December 17, 2019
Supreme Court
No. 2019-36-Appeal. (KD 18-58) No. 2019-38-Appeal. (KD 18-59)
Midland Funding LLC, assignee of Chase : Bank USA, N.A.
v. :
Tammy Turcotte Raposo. :
NOTICE: This opinion is subject to formal revision before publication in the Rhode Island Reporter. Readers are requested to notify the Opinion Analyst, Supreme Court of Rhode Island, 250 Benefit Street, Providence, Rhode Island 02903, at Telephone 222- 3258 of any typographical or other formal errors in order that corrections may be made before the opinion is published. Supreme Court
No. 2019-36-Appeal. (KD 18-58) No. 2019-38-Appeal. (KD 18-59)
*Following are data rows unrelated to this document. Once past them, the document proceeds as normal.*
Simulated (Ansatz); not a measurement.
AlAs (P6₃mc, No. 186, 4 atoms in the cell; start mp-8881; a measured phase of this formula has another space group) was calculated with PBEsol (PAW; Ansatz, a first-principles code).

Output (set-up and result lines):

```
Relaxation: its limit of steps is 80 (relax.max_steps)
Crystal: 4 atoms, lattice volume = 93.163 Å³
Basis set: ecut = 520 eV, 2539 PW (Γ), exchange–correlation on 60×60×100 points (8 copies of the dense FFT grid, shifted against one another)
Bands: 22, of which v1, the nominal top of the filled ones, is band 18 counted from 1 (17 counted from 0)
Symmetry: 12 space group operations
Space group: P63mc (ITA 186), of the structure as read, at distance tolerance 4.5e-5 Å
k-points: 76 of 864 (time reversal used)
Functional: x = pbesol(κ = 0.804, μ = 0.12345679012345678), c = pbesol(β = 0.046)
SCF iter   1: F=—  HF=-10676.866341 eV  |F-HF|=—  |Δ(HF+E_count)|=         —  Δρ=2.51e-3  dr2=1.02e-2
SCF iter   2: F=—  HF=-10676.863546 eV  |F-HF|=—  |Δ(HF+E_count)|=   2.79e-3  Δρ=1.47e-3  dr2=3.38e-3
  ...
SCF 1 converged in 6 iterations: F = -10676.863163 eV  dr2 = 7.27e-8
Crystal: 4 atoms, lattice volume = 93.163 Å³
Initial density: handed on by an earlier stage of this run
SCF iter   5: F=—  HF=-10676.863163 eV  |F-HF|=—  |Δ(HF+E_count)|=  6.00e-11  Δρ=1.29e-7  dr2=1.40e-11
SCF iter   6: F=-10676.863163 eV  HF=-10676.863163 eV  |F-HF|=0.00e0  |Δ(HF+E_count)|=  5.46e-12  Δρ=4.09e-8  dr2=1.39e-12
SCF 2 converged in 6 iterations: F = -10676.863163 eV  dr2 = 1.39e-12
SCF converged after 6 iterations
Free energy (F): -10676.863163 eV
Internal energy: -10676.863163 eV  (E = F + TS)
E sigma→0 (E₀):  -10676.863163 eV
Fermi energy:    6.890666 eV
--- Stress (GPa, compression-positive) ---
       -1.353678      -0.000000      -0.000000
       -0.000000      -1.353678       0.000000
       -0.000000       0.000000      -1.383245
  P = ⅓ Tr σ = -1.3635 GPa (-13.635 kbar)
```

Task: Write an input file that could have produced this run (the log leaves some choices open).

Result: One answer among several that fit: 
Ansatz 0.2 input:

Present: Suttell, C.J., Goldberg, Flaherty, Robinson, and Indeglia, JJ.
OPINION
Chief Justice Suttell, for the Court. The defendant, Tammy Turcotte Raposo, appeals
from the entry of two Superior Court judgments in favor of the plaintiff, Midland Funding, LLC
(Midland), in these consolidated credit-card debt collection appeals. Raposo contends on appeal
that the hearing justice erred in granting Midland’s motions for summary judgment. This case
came before the Supreme Court for oral argument pursuant to an order directing the parties to
appear and show cause why the issue raised in this appeal should not be summarily decided. After
a close review of the record and careful consideration of the parties’ arguments, we shall decide
the appeal at this time. For the reasons stated in this opinion, we affirm the judgments of the
Superior Court.
I
Facts and Procedural History
Midland filed two separate civil book-account actions in Third Division District Court
alleging that Raposo owed Midland, as the assignee of Chase Bank USA, N.A., the unpaid balance
due on two credit-card accounts. The first complaint sought to recover the sum of $2,200.82 plus
-1- costs. Raposo answered the complaint with a letter in which she “den[ied] any and all statements
set forth in [her] name” within Midland’s complaint and stated she had “no recollection or
knowledge of” the claims asserted against her. Midland filed a motion for summary judgment.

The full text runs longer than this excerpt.